Editors of Scientific American
Most helpful customer reviews
30 of 33 people found the following review helpful.
Ethics and science.
By Palle E T Jorgensen
Don't get distracted by the title! When I noticed it while browsing in the book store in an airport, I was at first worried that this would another one of these overly opinionated books, more interested in imposing a view on me the poor reader than in good writing, and in letting me make up my own mind. I started reading in the plane, and was pleased to find that the author manages to paint a captivating portrait of a group of German scientists who were faced with a Faustian choice; Fritz Haber (poison gas), Werner von Braun (rockets), Werner Heisenberg (atomic bomb), Otto Hahn (fission), Max von Laue (nuclear physics) to mention only a few. For the most part, the book reads like a novel, and with his superb writing, the author Cornwell brings the characters to life. Many of the German scientists in the 1930ties were Jewish, or partly Jewish, and they were dismissed by Hitler in 1933, or the years up to the war. Many of them emigrated, and others ended up in concentration camps. Some ( Albert Einstein, John von Neumann, Hans Bethe, and more) went to the USA, and became the core of the team, the Manhattan Project who built the first atomic bomb, the one used by the US government against Japan in 1945.
The bigger picture in Cornwell's book is the role of ethics in science. By weaving together the individuals, their thoughts, their ambitions, and their flawed judgments, Cornwell is not excusing anyone, but rather, he is helping us understand that we all must take responsibility for our actions. We can perhaps understand how present day scientists, and in fact all of us are faced with Faustian choices of our own.

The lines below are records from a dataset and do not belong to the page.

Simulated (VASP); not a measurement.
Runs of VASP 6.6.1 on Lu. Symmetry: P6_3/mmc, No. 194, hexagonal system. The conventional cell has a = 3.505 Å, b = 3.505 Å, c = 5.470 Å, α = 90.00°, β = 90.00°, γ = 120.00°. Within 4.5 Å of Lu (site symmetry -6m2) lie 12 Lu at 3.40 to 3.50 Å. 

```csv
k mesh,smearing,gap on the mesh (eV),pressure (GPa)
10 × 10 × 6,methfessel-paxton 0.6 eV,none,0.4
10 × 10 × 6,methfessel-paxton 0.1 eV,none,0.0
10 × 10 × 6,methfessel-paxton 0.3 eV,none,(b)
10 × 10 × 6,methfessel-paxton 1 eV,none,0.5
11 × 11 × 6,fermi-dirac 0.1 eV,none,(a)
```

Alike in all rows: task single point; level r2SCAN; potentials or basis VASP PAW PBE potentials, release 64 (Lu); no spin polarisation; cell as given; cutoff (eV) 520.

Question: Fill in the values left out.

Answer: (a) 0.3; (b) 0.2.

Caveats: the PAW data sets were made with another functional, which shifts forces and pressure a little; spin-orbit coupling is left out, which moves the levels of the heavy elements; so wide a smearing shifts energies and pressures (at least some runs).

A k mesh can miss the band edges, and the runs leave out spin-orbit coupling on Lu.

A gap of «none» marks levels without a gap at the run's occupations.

I liked this one of Cornwell's books a lot better than his perhaps better known one, `Hitler's Pope'. It had me hooked from the start, and I couldn't put it down. Cornwell is not just relying on old historical sources. Since Michael Frayn's play `Copenhagen' a few years ago about the meeting in Copenhagen in the fall of 1941 between Werner Heisenberg and Niels Bohr, new documents have been made available from Bohr's archives which help us understand Heisenberg's motives better. Cornwell displays a remarkable judgment in making use of them
My reading of Heisenberg: If you accept a dinner invitation with the Devil, it is best to eat with a tea spoon. While Heisenberg, a humanist at heart may have understood this, at least initially, he soon found himself, perhaps as a result of blind ambition, eating at the trough with both hands deep into the stew, all the way up to his elbows.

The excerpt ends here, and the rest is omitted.